Are rotations of $(0,1)$ by $n \arccos(\frac{1}{3})$ dense in the unit circle? Under which conditions will successive rotations of $(0, 1)$ by an angle $\theta$ guarantee that given $\delta > 0$ and some point $p$ on the unit circle, there exists some $n$ such that rotating $(0, 1)$ by $n\theta$ yields a point within $\delta$ radians of $p$?  That is, are there certain angles that will guarantee that the set generated by rotating $(0, 1)$ by integral multiples of $\theta$ is dense in the unit circle?

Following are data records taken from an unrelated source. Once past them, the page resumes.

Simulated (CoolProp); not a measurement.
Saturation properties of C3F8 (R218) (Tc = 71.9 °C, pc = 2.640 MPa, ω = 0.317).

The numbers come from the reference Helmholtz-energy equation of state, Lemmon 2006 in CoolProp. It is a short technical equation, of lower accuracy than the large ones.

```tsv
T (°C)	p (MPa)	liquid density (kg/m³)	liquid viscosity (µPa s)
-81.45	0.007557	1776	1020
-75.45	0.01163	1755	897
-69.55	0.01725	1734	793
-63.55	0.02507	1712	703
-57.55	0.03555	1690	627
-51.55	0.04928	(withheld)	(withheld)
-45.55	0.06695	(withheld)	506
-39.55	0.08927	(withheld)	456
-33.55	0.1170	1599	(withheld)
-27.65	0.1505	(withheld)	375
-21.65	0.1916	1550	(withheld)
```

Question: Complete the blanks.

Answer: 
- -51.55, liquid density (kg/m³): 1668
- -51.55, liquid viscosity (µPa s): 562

More specifically, I am working with the angle $\cos^{-1}\left(\frac{1}{3}\right)$ and wish to show that this property is true, but I'm not sure how to go about proving this.  It seems likely I'm missing something simple here...  Does it hold for any angle that is an irrational multiple of $\pi$?  If so, why?
 A: It's dense if and only if $\frac{\theta}{\pi}$ is irrational
A: Yes, a necessary and sufficient condition is that the angle not be a rational multiple of $\pi$.
The problem is equivalent to considering the subgroup generated by $\theta$ in the additive group $\mathbb{R}/\{2k\pi\}$, viewed as the interval $[0,2\pi)$. Under the map $x\mapsto \frac{x}{2\pi}$, we can consider $\mathbb{R}/\mathbb{Z}$, and the subgroup generated by $r+\mathbb{Z}$. The assertion is that the subgroup is dense if and only if $r$ is irrational. 
If $r$ is rational, then $\langle r+\mathbb{Z}\rangle$ is finite, so it is not dense.
That the subgroup is dense when $r$ is irrational is a consequence of the Equidistribution theorem. Added. Or more simply, a consequence of Dirichlet's approximation theorem (as noted by Gerry Myerson).

Here is Dirichlet's Theorem:
Theorem. (Dirichlet) For any real number $\alpha$ and positive integer $N$, there exist integers $p$ and $q$, $1\leq q\leq N$, such that
$$\left|q\alpha - p\right|\lt\frac{1}{N+1}.$$
To use it to derive the desired result, let $r$ be an irrational number in $[0,1]$ (corresponding to an angle which is not a rational multiple of $\pi$), and let $\beta\in[0,1]$ be any real number We want to show that for every $\epsilon\gt0$ there exists an integer $n$ such that $nr - \lfloor nr\rfloor$ is within $\epsilon$ of $\beta$ (that is, there is a multiple of the rotation which will land $(0,1)$ within $\epsilon$, along the circle, of $\beta$). Find an integer $M$ such that $\frac{1}{M+1}\lt\epsilon$. By Dirichlet's Theorem, you can find integers $p$ and $q$ such that $|q r - p|\lt \frac{1}{M+1} \lt \epsilon$. That means that if you take $qr$ modulo $1$, you lie within $\frac{1}{M+1}$ of either $0$ or $1$. Either way, by taking multiples of $qr$ you divide the circle into segments of length at most $\frac{1}{M+1}$, and by the Archimedean property some multiple of $qr\bmod 1$ will be strictly larger than $\beta$ (Note that $qr-p$ cannot be equal to $0$, because we are assuming that $r$ is irrational). The distance from $\beta$ to the smallest multiple which is strictly larger is less than $\frac{1}{M+1}$, which shows that there is some multiple of $r\bmod 1$ which is within $\epsilon$ if $\beta$, as desired.
(That is: use Dirichlet's Theorem to get a multiple of the rotation that is smaller in absolute value than $\frac{2\pi}{M+1}$, and note that since $\theta$ is not a rational multiple of $\pi$, this small angle cannot be $0$; then taking multiples of this rotation you get within $\frac{2\pi}{M+1}$ of any point in the circle; pick $M$ sufficiently large so that $\frac{2\pi}{M+1}\lt \epsilon$, and you are done).

So the answer to your question is "yes": the images of $(0,1)$ under successive rotations by an angle $\theta$ are dense in the unit circle if and only if $\theta$ is not a rational multiple of $\pi$.